Last year, developers Ben and Daniel Miller promised to deploy some “pretty crazy shit” to make enough to fund their projects, but kept mum on the specifics. As of yesterday, the crazy shit has been revealed: They’re selling shares of 1351 H Street NE, which will house Asian-restaurant-slash-streetwear-store Maketto, to anyone with an Internet connection and $100.
In exchange for $100, investors get a share of 30 percent of Maketto’s profits. The perks escalate from there—-a $100 investor gets an invite to shareholder party, while $10,000 investors get an annual dinner cooked by Toki Underground chef Erik Bruner-Yang, who is opening Maketto with DURKL streetwear’s Will Sharp.
The Millers’ Maketto scheme fills every box in D.C. zeitgeist bingo. It’s on H Street NE. Bruner-Yang’s Toki Underground can’t empty its stools fast enough. And it’s got the same doing-good-while-doing-well feeling that’s popular in both Washington and Silicon Valley: It’s a little bit Kiva, a little bit Kickstarter, and a lot Popularise, the brothers’ previous effort to crowdsource development ideas.
“No one’s ever bought a piece of a building on the Internet,” says Ben.
While the brothers, sons of Verizon Center and Washington Harbour mastermind Herb Miller, had the idea to sell shares in a building on the Internet years ago, they faced problems setting it up legally. It took months just to find a lawyer who would do the paperwork. And now, a new problem: convincing people to send $100 to people they’ve never met.

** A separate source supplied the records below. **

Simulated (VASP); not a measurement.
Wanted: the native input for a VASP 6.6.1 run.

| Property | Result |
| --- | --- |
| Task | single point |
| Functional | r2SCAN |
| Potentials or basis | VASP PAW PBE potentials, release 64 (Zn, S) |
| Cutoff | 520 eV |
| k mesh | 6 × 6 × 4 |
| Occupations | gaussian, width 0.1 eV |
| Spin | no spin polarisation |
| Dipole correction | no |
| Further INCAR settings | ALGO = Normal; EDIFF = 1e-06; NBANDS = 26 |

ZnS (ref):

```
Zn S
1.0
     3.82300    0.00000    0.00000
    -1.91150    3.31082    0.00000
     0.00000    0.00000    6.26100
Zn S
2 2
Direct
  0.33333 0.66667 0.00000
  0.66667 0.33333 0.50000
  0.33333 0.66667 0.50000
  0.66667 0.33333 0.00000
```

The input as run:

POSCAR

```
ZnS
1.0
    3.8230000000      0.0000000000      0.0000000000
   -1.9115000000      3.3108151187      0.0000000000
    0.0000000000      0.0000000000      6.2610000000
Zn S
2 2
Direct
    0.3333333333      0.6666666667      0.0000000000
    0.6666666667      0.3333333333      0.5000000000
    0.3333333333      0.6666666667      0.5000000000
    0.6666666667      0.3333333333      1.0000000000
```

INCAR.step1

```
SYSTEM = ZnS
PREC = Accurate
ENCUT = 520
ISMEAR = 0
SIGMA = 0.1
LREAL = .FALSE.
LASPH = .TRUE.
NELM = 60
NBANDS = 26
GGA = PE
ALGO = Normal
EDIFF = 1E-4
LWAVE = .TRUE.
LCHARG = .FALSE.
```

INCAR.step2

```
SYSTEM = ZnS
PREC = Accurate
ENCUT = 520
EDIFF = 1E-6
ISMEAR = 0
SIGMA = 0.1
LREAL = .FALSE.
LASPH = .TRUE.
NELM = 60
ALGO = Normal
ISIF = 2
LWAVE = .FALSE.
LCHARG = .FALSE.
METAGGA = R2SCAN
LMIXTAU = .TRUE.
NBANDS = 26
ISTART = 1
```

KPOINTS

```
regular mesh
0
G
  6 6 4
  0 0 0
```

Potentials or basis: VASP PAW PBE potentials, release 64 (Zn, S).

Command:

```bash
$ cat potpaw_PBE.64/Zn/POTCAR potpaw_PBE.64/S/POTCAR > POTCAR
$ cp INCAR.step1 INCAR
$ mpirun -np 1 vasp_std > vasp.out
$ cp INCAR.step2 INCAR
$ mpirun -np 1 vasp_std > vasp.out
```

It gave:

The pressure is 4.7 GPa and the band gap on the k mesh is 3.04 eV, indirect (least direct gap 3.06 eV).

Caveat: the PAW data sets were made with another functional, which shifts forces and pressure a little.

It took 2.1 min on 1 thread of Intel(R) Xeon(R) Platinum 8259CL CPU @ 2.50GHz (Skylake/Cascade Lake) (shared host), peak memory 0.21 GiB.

So far, the brothers have won the trust of 38 investors, raising $76,900 of their $325,000 goal. Ben Miller says they expect to start the permit process in September, and are aiming for a spring 2013 opening.
The Millers appears to have more plans for Fundrise on H Street. According to SEC filings, they’ve registered a corporation with the Fundrise name for a building at 906-908 H Street NE, which they bought in June for almost $1.4 million. Ben Miller wouldn’t comment on any future building plans, saying SEC rules forbid it.
But Ben Miller is more than happy to talk about Maketto and the side benefits of herding together microinvestors. For one thing, it could speed up the permit process. “Hey, if everybody’s invested, it’s going to be really hard for government to be nonresponsive,” he says.